We evaluated two well-known stochastic selection policies: -greedy and EXP3 in the experiments. Although -greedy is simple and lacks good analytical regret boundaries, it performed better than EXP3 in most of the experiments. We observed that the weight iteration step of EXP3 grew boundlessly and equalized all weights at a very high value in our experiments. We normalized and set a maximum weight value to address this issue, but EXP3 was still behind of -greedy. We also found it harder to optimize the exploration parameter of EXP3 compared to -greedy.
5.2.2. Coordination Problem
When using centralized planning with joint actions, the selected joint action ensures the coordination of the actions. However, in the case of decoupled planning, where each agent evaluates its own actions, there is no mechanism to ensure the coordination of actions. Considering the problem, having the attainable reward structure given in
Figure 4, the expected values of actions
and
are the same for agent 1, and, similarly, the expected values of actions
and
are the same for agent 2 under uniform action selection. However, if their selection of actions is not coordinated, they may get the reward of 0, due to the selection of
or
action combinations.
Considering the problem having the penalty reward structure shown in
Figure 4, the uncoordinated selection may be penalized. In these cases, the explorations on the action space make these actions unfavorable since their expected values are very low, due to the high penalty values.
This coordination problem is studied in [
1] in the independent reinforcement learning domain. Decoupled-MCTS handles each action selection at each node as an independent multi-armed bandit problem. Therefore, the results derived for game matrices in [
1] are valid for the action selection in decoupled-MCTS. They show that an exploration strategy with a gradually increasing exploitation converges to an equilibrium. However, the independent learners approach suffers from miscoordination in high penalty cases [
38]. In this paper, we propose an improvement on decoupled-MCTS to address the coordination problem in
Section 5.3. The method solved the miscoordination by creating a single search tree over a subset of joint actions. The statistics collected in decoupled-MCTS were used for the pruning of joint actions.

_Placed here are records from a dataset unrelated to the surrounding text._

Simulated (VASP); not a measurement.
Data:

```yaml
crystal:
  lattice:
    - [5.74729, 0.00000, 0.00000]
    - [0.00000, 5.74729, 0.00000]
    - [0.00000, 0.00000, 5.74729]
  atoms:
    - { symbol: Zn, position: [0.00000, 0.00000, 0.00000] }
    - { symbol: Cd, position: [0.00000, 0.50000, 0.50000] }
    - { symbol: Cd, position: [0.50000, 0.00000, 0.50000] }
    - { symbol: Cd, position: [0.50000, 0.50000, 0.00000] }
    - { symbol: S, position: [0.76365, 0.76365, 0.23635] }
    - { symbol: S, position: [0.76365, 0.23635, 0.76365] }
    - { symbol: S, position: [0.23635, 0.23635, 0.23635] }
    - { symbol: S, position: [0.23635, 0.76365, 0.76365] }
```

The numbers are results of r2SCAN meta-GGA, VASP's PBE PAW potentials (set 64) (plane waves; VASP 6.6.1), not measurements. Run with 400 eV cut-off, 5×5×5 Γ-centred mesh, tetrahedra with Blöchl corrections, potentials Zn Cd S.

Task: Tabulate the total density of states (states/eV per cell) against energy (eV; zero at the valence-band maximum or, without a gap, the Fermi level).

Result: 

5.3. Combined Decoupled Monte Carlo Tree Search
In decoupled-MCTS, we have a coordination problem where agents take actions without knowing which actions were taken by their teammates. Although we have this information, we do not keep or use it in the planning stage because we want to reduce the complexity of the planning. To solve this problem, we propose an improvement over the decoupled-MCTS method. We used decoupled planning to reduce the number of actions available at each node. Once, we completed the decoupled planning, we had good estimations of individual actions of agents. We used this information to construct a search tree over joint actions, but we did not construct all joint actions that would be intractable. We chose joint actions based on the value calculated in decoupled-MCTS planning. Then, we ran another planning stage on this combined search tree using UCT, but we did not add any new nodes to the tree. We were walking on the tree and updating the values of the nodes using rewards collected from new simulation runs. In this way, we improved the performance of overall planning by fine-tuning the joint action evaluations which we might have missed during decoupled planning.
In
Figure 5, we show how the decoupled-MCTS search tree was used to construct one new search tree having joint actions. In this simple example, we assumed that nodes were created by running five simulations (
sum shows the sum of the collected reward and
n shows the number of visits). There were two agents with actions:
,
, and
,
. If we chose actions based on the current decoupled evaluations, agent 1 would choose
and agent 2 would choose
.
The method uses the statistics from decoupled-MCTS to decide how actions are going to be selected for combining. We sorted individual actions by their selected statistics and chose them to be part of a joint action one by one randomly. This reduced the complexity such that we did not need to construct all possible joint actions. If we used the average cumulative reward as a statistic, in
Figure 5, we chose
and
as the first candidate. Then, to generate the next joint action, we replaced
with
and kept the
as it is. For that example, we randomly chose Agent 2 to update. After the joint actions were selected we calculated their statistics by summing the cumulative rewards of individual actions and dividing that by the total visits to individual actions. The joint action
,
has
and
,
had
as the cumulative reward. This ensured that the evaluations of individual actions were used to estimate the cumulative reward of the joint action. We set the visit count to 1. In this way, we could incorporate the statistics of individual actions to preset the initial action selection. However, because we set the visit count to 1, we gave very small weight to our initial evaluation.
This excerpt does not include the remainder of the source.